How can I get the opcode length of an IR instruction in LLVM?

I need to get the offset and the exact length of opcode corresponding to a particular LLVM IR instruction in x86 architecture. I believe for this I must hack in backends.

I assume there is a way when the opcodes are being generated in x86 backend to dump their offsets and sizes. However, considering optimizations and translation of one IR instruction to multiple operations, I’m not sure whether the relation between a single IR instruction and its corresponding opcode is maintainable or not.

My questions are:

  • Is this in general possible?
  • How to hack the backend to dump the required informations? Is there a generic way to do so, or do I need to hack all backends?

Thanks a lot.


Not possible, even in theory, because the size of some instructions – such as relative branches – are not known until link time, and that affects the offsets of instructions following them.

Which target's that for? You'd need function-internal relocations for
each BB to make that work, x86 branches only get relaxed at
compile-time as far as I was aware.



On 27 February 2017 at 07:24, Mohsen Ahmadvand via llvm-dev <llvm->

Is this in general possible?

Definitely not. Just about every pathology you can imagine could happen:

  * Multiple IR instructions can be combined into a single target
instruction (without any information tracking which instructions it
came from).
  * A single IR instruction can produce multiple target instructions.
  * Some target instructions don't correspond to any IR instruction
(ABI handling, register spills to the stack).
  * Some IR instructions produce no target instructions (unreachable
for example). This might be the easiest to handle.

How to hack the backend to dump the required informations? Is there a
generic way to do so, or do I need to hack all backends?

The size is only really known at the very end of the compilation
pipeline (low-level optimizations like compressing branches can affect
the size and happen last). The functions where it happens are
MCObjectStreamer::EmitInstruction and friends.

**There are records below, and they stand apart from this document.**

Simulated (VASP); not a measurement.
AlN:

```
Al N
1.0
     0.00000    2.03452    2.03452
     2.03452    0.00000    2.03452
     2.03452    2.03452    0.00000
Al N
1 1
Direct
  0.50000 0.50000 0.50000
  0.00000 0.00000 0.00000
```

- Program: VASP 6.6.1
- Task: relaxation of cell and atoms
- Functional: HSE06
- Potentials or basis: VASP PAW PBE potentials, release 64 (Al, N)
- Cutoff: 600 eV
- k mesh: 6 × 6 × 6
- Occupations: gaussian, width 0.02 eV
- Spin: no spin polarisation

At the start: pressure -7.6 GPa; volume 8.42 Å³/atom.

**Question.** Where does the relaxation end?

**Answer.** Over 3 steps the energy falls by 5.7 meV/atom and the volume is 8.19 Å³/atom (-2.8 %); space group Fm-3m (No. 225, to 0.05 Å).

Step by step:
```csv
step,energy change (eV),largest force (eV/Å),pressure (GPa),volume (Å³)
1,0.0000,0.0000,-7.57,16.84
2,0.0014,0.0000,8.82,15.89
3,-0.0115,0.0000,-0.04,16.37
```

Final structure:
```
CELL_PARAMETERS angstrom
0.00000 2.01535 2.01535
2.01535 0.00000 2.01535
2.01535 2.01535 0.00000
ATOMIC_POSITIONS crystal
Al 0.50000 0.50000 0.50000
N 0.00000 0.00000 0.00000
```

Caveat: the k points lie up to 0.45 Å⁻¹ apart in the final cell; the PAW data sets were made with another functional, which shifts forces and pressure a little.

So bearing in mind that you'll only ever get an approximation, you
could attach debug-info to the IR pointing back at itself (i.e. debug
info for LLVM IR instead of a higher-level language). You could hack a
check for that during emission and count the bytes that came from any
particular line/inst.

There used to be a pass to add this kind of debug info to IR, but it
bit-rotted and got removed a while back. Should still be in the git
history somewhere though.



Definitely for RISC-V in the gnu linker, which also relaxes function calls that turn out to be within +/-1MB, and I think global/thread local variables that turn out to be in the first 4 KB. Both of those change from sequences of two 32-bit instructions to a single instruction (possibly even a 16 bit instruction).

Most targets could probably benefit from things like, but perhaps don’t bother.